The interplay between magnetic and electric degrees of freedom in magnetoelectric crystals significantly influences their optical properties. In particular, low-symmetry magnetoelectric materials can differentiate between counter-propagating light beams, and in extreme cases, they may be transparent in one direction while absorbing in the opposite. This effect relies on the comparable dipole oscillator strengths of magnetic and electric transitions and has been primarily explored in weakly electric dipole-active magnon excitations within the far-infrared and microwave spectral ranges.

To extend these phenomena into the visible and near-infrared spectral regions for potential applications, the candidate will investigate the optical transmission spectra of antiferromagnetic magnetoelectric crystals. The goal is to identify narrow, transparent resonances localized at 3d metal ions, which, when coupled with magnons of the antiferromagnetic phase, may exhibit non-reciprocal absorption. Additionally, these resonances may appear in photoluminescence spectra, providing experimental access to the splitting and shift of magnon resonances in the visible and near-infrared range.

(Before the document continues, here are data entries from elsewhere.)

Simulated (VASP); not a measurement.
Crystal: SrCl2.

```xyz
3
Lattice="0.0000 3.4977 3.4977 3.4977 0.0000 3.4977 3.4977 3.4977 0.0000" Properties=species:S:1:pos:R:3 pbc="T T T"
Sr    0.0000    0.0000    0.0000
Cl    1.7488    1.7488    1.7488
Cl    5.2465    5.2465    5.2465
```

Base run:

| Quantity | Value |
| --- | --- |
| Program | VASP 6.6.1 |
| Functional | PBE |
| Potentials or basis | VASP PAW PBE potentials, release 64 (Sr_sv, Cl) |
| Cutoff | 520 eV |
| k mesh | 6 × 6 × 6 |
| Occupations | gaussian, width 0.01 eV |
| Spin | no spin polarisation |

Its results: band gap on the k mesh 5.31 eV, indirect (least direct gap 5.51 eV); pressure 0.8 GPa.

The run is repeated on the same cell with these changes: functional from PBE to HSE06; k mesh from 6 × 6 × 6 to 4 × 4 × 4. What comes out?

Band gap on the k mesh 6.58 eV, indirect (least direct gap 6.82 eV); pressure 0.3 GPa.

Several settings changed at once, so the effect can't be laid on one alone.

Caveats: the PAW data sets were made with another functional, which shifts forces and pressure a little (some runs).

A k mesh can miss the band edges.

The candidate will characterize the optical transmission of various magnetoelectric crystals, including rare-earth iron borates and transition-metal phosphorus trichalcogenides, to identify weak resonances in their magnetically ordered phase. Furthermore, they will examine the magnetic field dependence of absorption and photoluminescence signals. To interpret the results, optical spectra will be correlated with data obtained via time-resolved THz spectroscopy. Part of the experimental work of the candidate will be conducted in collaboration with industrial (Semilab) and international (TU Wien) partners.